The next Star Trek movie will gross over a billion dollars. If it has Klingons.

There are real Trek spoilers in this one. Just so you're aware.

The reaction I had upon leaving the theater last week was a very Keanu-esque "Whoa." Not just because it's the formerly-believed-impossible great odd-numbered Trek movie, but because the reset button never got pushed. Vulcan is still destroyed, and the future of the future is completely up for grabs.

But, upon further reflection (which does not mean I've already seen it again--I'm not that big a geek . . . anymore), not as much needs to have been changed if that's the way future writers choose to take it. Um, wow. That's a bad sentence. Let me see if I can explain what I mean with examples.

Kirk is still the youngest person to ever captain a starship. Except now he's even younger than he was before. He was never a lieutenant aboard the USS Farragut, which means he never had that first encounter with the smoke monster that would come back to haunt him and a member of his crew in the episode "Obsession." Which is a bit of a problem, but it's not like that's one of the episodes everyone knows about* regardless of how much they like the show.

The destruction of the planet Vulcan and near-eradication of the Vulcan race are a little tricker to deal with. First of all, with so few Vulcans left, I would imagine their first priority would be repopulation, which means some heavy rethinking of the various pon farr rituals and finding work-arounds for the seven-year mating cycle. The idea of an entire starship, USS Intrepid, being manned entirely by Vulcans becomes rather illogical, and therefore the Intrepid's destruction by the giant space amoeba in "The Immunity Syndrome" is unlikely to affect Spock. In fact, with a more diverse crew, there's a chance the Enterprise never has to get involved.

Scenes that actually take place on the planet Vulcan might seem a little trickier to handwave away, but it's easier than it looks. Just rename whatever planet most of the survivors decide to settle on. Vulcan logic is like that.

As for "future" Vulcans, well, there's no reason to assume Dr. Selar, Tuvok, Saavik, and Valeris don't exist anymore. Sybok's dead and gone though, which takes Star Trek V right out of the picture.

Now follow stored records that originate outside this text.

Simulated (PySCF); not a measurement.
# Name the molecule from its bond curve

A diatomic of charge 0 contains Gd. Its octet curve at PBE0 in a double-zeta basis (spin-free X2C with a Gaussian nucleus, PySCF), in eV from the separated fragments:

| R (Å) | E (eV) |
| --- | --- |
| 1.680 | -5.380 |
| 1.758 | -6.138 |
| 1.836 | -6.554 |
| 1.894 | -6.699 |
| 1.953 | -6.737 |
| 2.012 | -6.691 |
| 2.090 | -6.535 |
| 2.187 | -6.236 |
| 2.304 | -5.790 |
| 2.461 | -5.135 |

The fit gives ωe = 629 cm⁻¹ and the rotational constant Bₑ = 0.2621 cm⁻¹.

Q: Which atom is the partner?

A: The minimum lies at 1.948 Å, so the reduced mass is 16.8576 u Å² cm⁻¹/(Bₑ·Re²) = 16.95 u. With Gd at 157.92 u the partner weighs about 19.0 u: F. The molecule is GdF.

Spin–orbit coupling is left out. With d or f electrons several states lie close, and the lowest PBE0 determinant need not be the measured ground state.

The really troublesome one is the episode "Journey to Babel." That's not the first time Kirk's met Sarek anymore, and Amanda's dead. Given the need for more baby Vulcans, it's not even logical for Sarek to take another human wife (as he did with Perrin sometime before the Next Generation episode "Sarek").

I promise my next blog post won't be nearly this geeky, okay?


*Such "universally known" episodes might include the one with the tribbles, the one with the giant space amoeba, and the one with the girls who steal Spock's brain (that last one, of course, for all the wrong reasons).